Once upon a time there was a land of milk and honey called the United States of America. America was a great country, but it faced a powerful enemy, the evil Soviet Union. In 1959, there was a trade exhibition of American products in Moscow, the capital of that evil empire. The vice president of America, one Richard Milhous Nixon, attended the exhibition on America's behalf.
A 29-year-old future journalist named William Safire was there at the exhibition representing the American building industry. Doing his job very well, he steered Nixon and his Soviet nemesis, Nikita Khrushchev, toward a walk-through display of the typical American home.
As they toured the model American home, Nixon and Khrushchev debated the relative merits of the American and Soviet systems. The debate came to a climax in the kitchen, and so it went down in history as the "kitchen debate."
Khrushchev argued that the Soviet Union had surpassed America in rockets and high technology. Nixon responded by showing Khrushchev around the model American kitchen with its modern 1950s appliances. Nixon told Khrushchev how any ordinary American, a military veteran or a steelworker earning $3 an hour (worth $24 today), could afford a brand-new home with modern appliances. And he was right.
In The Rich Don't Always Win: The Forgotten Triumph over Plutocracy that Created the American Middle Class, 1900-1970 journalist and policy analyst Sam Pizzigati tells the story of how that American workers' paradise came to be. (Seven Stories Press, 2012)
It's not a pretty story. It took violent strikes, street fights, two depressions, two world wars and the twin threats of fascism and communism to push America's ruling class to the conclusion that There Is No Alternative to a policy of ensuring livelihood with dignity for all.
By 1950, the victory of the people over plutocracy was assured. By 1970, female, black, Latino and native Americans were beginning to share in that victory. By 1980, it was all over.
The vision of an America united behind civilized, egalitarian, progressive values lasted just three decades. But what a vision it was.
Pizzigati's book is a must-read for the contemporary progressive. I read its 370 pages in just two long sittings and would have read it in one if I hadn't had to sleep. Pizzigati's focus on the nitty gritty history of the battles and debates that led to the creation of mid-century America is surprisingly gripping - and full of surprises.
Do you think southern conservatives have always been anti-worker? Think again. Alabama Senator Hugo Black championed a 30-hour work week. He proposed work-sharing to fight the Great Depression, a policy successfully implemented in Germany to counter the 2008 global downturn.
Do you think LaGuardia is nothing more than a crowded airport? Think again. New York Congressman, and later mayor, Fiorello LaGuardia was a Republican crusader for higher taxes on the wealthy - most of whom, in his day, lived right in his own city of New York.
Do you think Franklin Roosevelt raised taxes in the 1930s to make the rich pay for his New Deal policies? Think again. The symbolic 1932 jump in the top tax rate from 25 percent to 63 percent came under Republican Herbert Hoover, before Roosevelt was even elected. Not that it was Hoover's idea: The momentum for this "soak the rich" policy came from House Republicans.

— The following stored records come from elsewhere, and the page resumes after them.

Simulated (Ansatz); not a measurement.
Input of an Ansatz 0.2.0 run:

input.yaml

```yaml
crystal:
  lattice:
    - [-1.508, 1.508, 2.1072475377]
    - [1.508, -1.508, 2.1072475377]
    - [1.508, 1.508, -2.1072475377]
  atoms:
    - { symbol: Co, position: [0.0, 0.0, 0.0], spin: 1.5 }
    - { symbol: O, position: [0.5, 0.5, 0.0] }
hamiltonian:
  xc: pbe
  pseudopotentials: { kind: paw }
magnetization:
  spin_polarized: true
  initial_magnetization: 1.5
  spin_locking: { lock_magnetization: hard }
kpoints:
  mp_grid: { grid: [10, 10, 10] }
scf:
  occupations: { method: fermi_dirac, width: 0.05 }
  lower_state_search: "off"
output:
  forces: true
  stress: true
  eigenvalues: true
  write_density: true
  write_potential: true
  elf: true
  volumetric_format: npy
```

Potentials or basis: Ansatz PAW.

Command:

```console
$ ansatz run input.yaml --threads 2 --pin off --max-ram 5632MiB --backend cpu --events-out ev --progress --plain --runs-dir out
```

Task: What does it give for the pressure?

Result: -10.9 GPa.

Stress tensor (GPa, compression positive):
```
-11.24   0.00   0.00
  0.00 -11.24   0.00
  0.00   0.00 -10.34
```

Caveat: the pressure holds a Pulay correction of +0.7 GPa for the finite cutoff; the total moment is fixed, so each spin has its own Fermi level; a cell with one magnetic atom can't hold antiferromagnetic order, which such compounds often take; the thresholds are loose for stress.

Pizzigati tells the story of how Roosevelt became a full convert to policies of progressive taxation and workers' rights only under pressure from Louisiana phenomenon Huey Long. Roosevelt's "second hundred days" at the beginning of his second term offered up the Social Security Act, the Public Works Administration and the National Labor Relations Act.
But Roosevelt's real conversion came during World War II, and it came because he needed money to pursue the war. When you need seriously large amounts of money, you can only get them from the rich. Roosevelt became first frustrated, and then angry, with rich Republicans who were intent on blocking his efforts to finance the war through taxation.
The president came out swinging in 1942 with a proposal to impose an after-tax income cap of $25,000 per year (equivalent to about $350,000 today). He settled for an 88 percent tax on incomes over $200,000 (just under $3 million today). Even income over $60,000 (just under $1 million today) was taxed at 75 percent.
If Pizzigati's microscope shows us anything, however, it is that real progress is rare and difficult. It takes means, motive and opportunity. To hear Pizzigati tell it, the means are provided by aggressive social movements, the motives are provided by political exigencies and the opportunities are provided by world wars.
Pizzigati charts two episodes of real progress toward a more equal America: the first prompted by World War I and the second prompted by World War II. Both wars called for huge government revenues that could only be met by taxing the rich. Both wars also called for cooperative labor relations and direct government management of the economy.
As it happens, in both World War I and World War II America was led by left-leaning Democratic presidents, Woodrow Wilson and Franklin Roosevelt. While these two leaders may not have been radical progressives, neither was beholden to bankers or big business. Both felt strongly that the rich should help pay the costs of the nation's wars.
And both happened to fight wars at times when America's labor movement was expanding, not shrinking. Though the labor movement may not have been strong enough to impose progressive policies on its own, the labor movement was able to exert pressure. By the time of George Bush's wars of the 2000s, such pressure was nonexistent.
Particularly interesting are Pizzigati's in-depth discussions of the conservative counter-movements that immediately followed both world wars. Both were based on hyped-up "red scares" during which the rich claimed that the continuation of wartime progressive policies would lead to revolution, anarchy and communism.
The reactionary red scare after World War I was completely successful in reversing the progressive program. Unions were busted, taxes were cut, profits boomed and the stock market collapsed - in that order. The result was the Great Depression.
The reactionary red scare after World War II was less effective. Pro-business politicians pushed through the strongly anti-union Taft–Hartley Act in 1947 (over President Truman's veto), but failed to bring down high wartime tax rates. The result was a quarter century of extraordinary economic growth.
It is fairly obvious from Pizzigati's micro-history that presidential leadership made all the difference between these two outcomes. After World War II, we had Harry Truman and Dwight Eisenhower. After World War I, we had Warren Harding and Calvin Coolidge.
Pizzigati edits the web site and newsletter Too Much, which exposes the contemporary excesses of America's ridiculously rich. In a sense, The Rich Don't Always Win fills in the backstory of how the rich came once again to have too much. Although Pizzigati's story peters out in the 1970s, it's clear that we've been here before.
Too many progressive editorials end with melancholy reflections on how bad things have become. Pizzigati prefers to end with the positive reflection that "the rich don't always win." One might just as fairly point out that progressives only won once, in the aftermath of a world war, with a succession of three staunchly independent leaders in the White House.
My heart is with the progressives, but my money (if I had any) would be on the rich.